Between the Bali bombings of October 2002 and October 2021, some 876 JI members were arrested.[3] As Alif Satria recounts in this volume, numerous arrests by a rapidly improving Indonesian counter-terrorism apparatus post-Bali depleted JI’s ranks, especially between 2002 and 2009. As a result, the relative severity of JI’s attacks steadily declined. Hence, while the 2002 Bali attacks resulted in over 500 casualties, the subsequent 2004 Australian Embassy bombing produced 200 casualties, while the J.W. Marriott and Ritz-Carlton attacks five years later generated 60 casualties. The massive security force pressure on and decimation of JI ranks, post-Bali, ultimately compelled the network’s leaders to reassess the value of violence. Certainly, following a significant 2007 security operation that crippled a key JI base in Poso, Central Sulawesi, JI leaders calculated that a strategy of violence could no longer be sustained. JI thus “chose to prioritise dakwah” – or Islamic proselytisation – instead.[4]
Certainly, JI’s strategic shift to a lower-key approach by the 2010s was accompanied by the emergence of other threat groups in that period. By mid-2014, Indonesian and regional government attention had been captured by the global rise of the Islamic State (IS), an even more virulent offshoot of Al-Qaeda.[5] That IS Central sees Southeast Asia’s Muslim populations as a strategic resource apt for radicalisation and recruitment, was driven home forcefully by the five-month battle between the Philippine military and pro-IS Philippine Islamist threat groups between May and October 2017, and the continuing spate of suicide and other lone-actor or small-scale attacks by pro-IS Indonesian and Philippine threat groups since. In this volume, Kenneth Yeo and Unaesah Rahmah provide a good analysis of the typical attack modalities employed by pro-IS regional threat groups and lone actors since 2014.[6] In Indonesia, for instance, by 2016, pro-IS networks such as Jamaah Ansharut Daulah (JAD), “building off of the structures of older groups” such as Darul Islam, relatively quickly became “Indonesia’s largest terrorist network, conducting five terrorist attacks in the span of three years”.[7]
The adroit use of social media platforms by IS and its affiliates in Southeast Asia for radicalisation and recruitment also attracted much policy attention.[8] Given that, it is unsurprising that the 2022 Terrorism Threat Assessment Report by the Singaporean authorities asserted that “within Southeast Asia, ISIS affiliates are the primary driver of terrorism and pose the most immediate threat through their ability to mount ISIS-inspired attacks”.[9]
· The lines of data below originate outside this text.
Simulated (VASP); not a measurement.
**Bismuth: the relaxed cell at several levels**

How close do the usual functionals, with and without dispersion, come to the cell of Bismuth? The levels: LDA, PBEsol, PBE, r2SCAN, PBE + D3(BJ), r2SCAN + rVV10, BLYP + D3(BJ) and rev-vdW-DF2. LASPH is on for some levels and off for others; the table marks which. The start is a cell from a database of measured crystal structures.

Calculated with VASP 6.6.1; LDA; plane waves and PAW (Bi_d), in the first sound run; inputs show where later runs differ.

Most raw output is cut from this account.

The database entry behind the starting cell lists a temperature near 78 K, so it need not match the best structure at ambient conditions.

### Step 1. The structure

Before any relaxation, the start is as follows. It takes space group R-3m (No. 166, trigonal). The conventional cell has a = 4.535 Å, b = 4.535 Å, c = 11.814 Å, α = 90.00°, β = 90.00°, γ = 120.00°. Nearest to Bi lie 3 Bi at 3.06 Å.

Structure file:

The foregoing analysis does not, however, imply that 20 years after the Bali bombings, JI can be written off. It is worth noting that of the aforementioned 876 JI members arrested since the 2002 Bali bombings, 339 – almost 40 percent – were arrested in 2021 alone.[10] Moreover, observers have noted that “JI has become stronger” as well as “far more sophisticated, adaptable, capable of good organisation and [of] exploiting issues”. Indonesian officials have admitted that JI is currently not just “well structured”, but its members are – ominously – “more militant than IS recruits”, and had even been found to have set up “weapons warehouses”.[11] In short, JI seems to be regenerating. The reason for this requires a better understanding of its ideology and strategic philosophy.
PUPJI, Para Wijayanto and Strategi Tamkin
From 2009 to 2019, led by a new, low-profile leader, Para Wijayanto, JI entered a quiet rebuilding phase in Indonesia, in which emphasis was placed on a gradual, methodical strengthening of the social, economic and political pre-conditions for an eventual armed jihad campaign to forcibly establish an Indonesian Islamic State. In a nutshell, since 2009, JI has gone back to basics, adhering to the guidelines first outlined in its strategic playbook, the Pedoman Umum Perjuangan Al-Jama’ah Al-Islamiyah (PUPJI, or The General Guidelines of the JI Struggle). Formulated by JI’s senior leadership and issued in May 1996, PUPJI articulated JI’s entire ideological and strategic philosophy, covering topics ranging from religious interpretations, to strategic and operational discussions, to decision-making processes and combat tactics. In the decade under Wijayanto’s leadership, JI refocused on an Indonesia-centric agenda in the medium term, and essentially halted the violence that only attracted severe security crackdowns.
To reiterate, PUPJI emphasises that jihad musallah, or armed jihad, can only be waged in Indonesia when JI is not just militarily ready but, importantly, has also garnered sufficient community support.[12] Wijayanto, seeking to realign the battered post-Bali JI network with PUPJI guidelines, thus enunciated strategi tamkin, a “methodical” strategy of “acquisition and consolidation of influence over territory and to build support”.[13] Certainly, by the time of Wijayanto’s arrest in 2019, strategi tamkin was proving its worth. JI had by then established stronger grassroots support and an economic base – some members apparently owned palm oil plantations and clove and cacao fields around Indonesia,[14] and also ran religious schools and charities, all of which generated funds for the network.[15]
Strategi Tamkin Further Operationalised: Tamkin Siyasi and Tandzim Sirri
In November 2021, Farid Ahmad Okbah, a preacher and chairman of the little-known Indonesian People’s Dakwah Party (Partai Dakwah Rakyat Indonesia, or PDRI); Ahmad Zain An-Najah, a member of the Fatwa Commission of the Majelis Ulama Indonesia (MUI), the nation’s top Islamic clerical body; and Anung al-Hamat, a university lecturer, were arrested. It was revealed that while Ahmad Zain was also a board member of a JI-linked charitable foundation, and Anung headed another foundation providing financial and legal aid to arrested JI members, Farid was not just the PDRI chairman, but also a member of JI’s consultative council and a personal advisor to Para Wijayanto. These arrests suggested that JI’s strategi tamkin was being further operationalised. JI seemed to be evolving into a truly hybrid model, adding an incipient political front to its active dakwah and currently latent armed jihad fronts. This incipient political route, an aspect of the wider strategi tamkin, is called tamkin siyasi. Tamkin siyasi, formalised in 2016 by Para Wijayanto, emphasises penetration of societal institutions so as to better promote dakwah and education, and capture the hearts and minds of Indonesian Muslims.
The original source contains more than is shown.